The financial information set out above does not constitute the Company's statutory accounts for the years ended 31 December 2011 or 2010 but is derived from those accounts. Statutory accounts for 2010 have been delivered to the registrar of companies, and those for 2011 will be delivered in due course. The auditor has reported on those accounts; their reports were (i) unqualified, (ii) did not include a reference to any matters to which the auditor drew attention by way of emphasis without qualifying their report and (iii) did not contain a statement under section 498 (2) or (3) of the Companies Act 2006.

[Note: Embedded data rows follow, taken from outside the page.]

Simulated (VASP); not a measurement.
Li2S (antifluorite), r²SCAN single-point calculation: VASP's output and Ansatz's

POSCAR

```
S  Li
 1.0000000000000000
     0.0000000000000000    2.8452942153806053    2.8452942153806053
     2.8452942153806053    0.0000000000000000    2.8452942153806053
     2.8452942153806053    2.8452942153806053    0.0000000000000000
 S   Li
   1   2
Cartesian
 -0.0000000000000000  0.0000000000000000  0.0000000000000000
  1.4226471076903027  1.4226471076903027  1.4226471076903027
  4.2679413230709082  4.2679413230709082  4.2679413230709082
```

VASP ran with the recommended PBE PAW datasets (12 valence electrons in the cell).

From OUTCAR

2 (Loss)/earnings per ordinary share
The calculation of the basic and diluted (loss)/earnings per share attributable to equity shareholders of the parent company is based on the following data:
2011 | 2010 | |
(Loss)/earnings for the purposes of basic and dilutive earnings per share (£'000) |
(2,444) |
1,452 |
Weighted average number of ordinary shares for the purpose of basic earnings per share |
127,700,298 |
127,700,298 |
Effect of the dilutive potential on ordinary shares: Share options |
- |
525,099 |
Weighted average number of ordinary shares for the purpose of diluted earnings per share |
127,700,298 |
128,225,397 |
As at 31 December 2011, there were 8,092,189 (2010: 8,223,710) options that existed which could potentially dilute basic earnings per share in the future, but were not included in the calculation of dilutive shares as their impact was anti-dilutive.
3. Dividends
The directors recommend the payment of a final dividend of 0.27p per share, totalling £345,000 (2010: 0.24p, totalling £306,000), which, subject to approval at the Annual General Meeting, will be paid on 8 June 2012 to shareholders on the register at the close of business on 11 May 2012. With the interim dividend of 0.13p per ordinary share paid during the year, this makes a total dividend for 2012 of 0.40p per ordinary share (2010: 0.36p per share).
4. Annual Report
The Annual report and audited financial statements will be posted to shareholders on or about 5 April 2012 and copies are available for collection indefinitely from the Company's registered office at 26 Throgmorton Street, London, EC2N 2AN) or at the Group's website (www.lighthousegroup.plc.uk).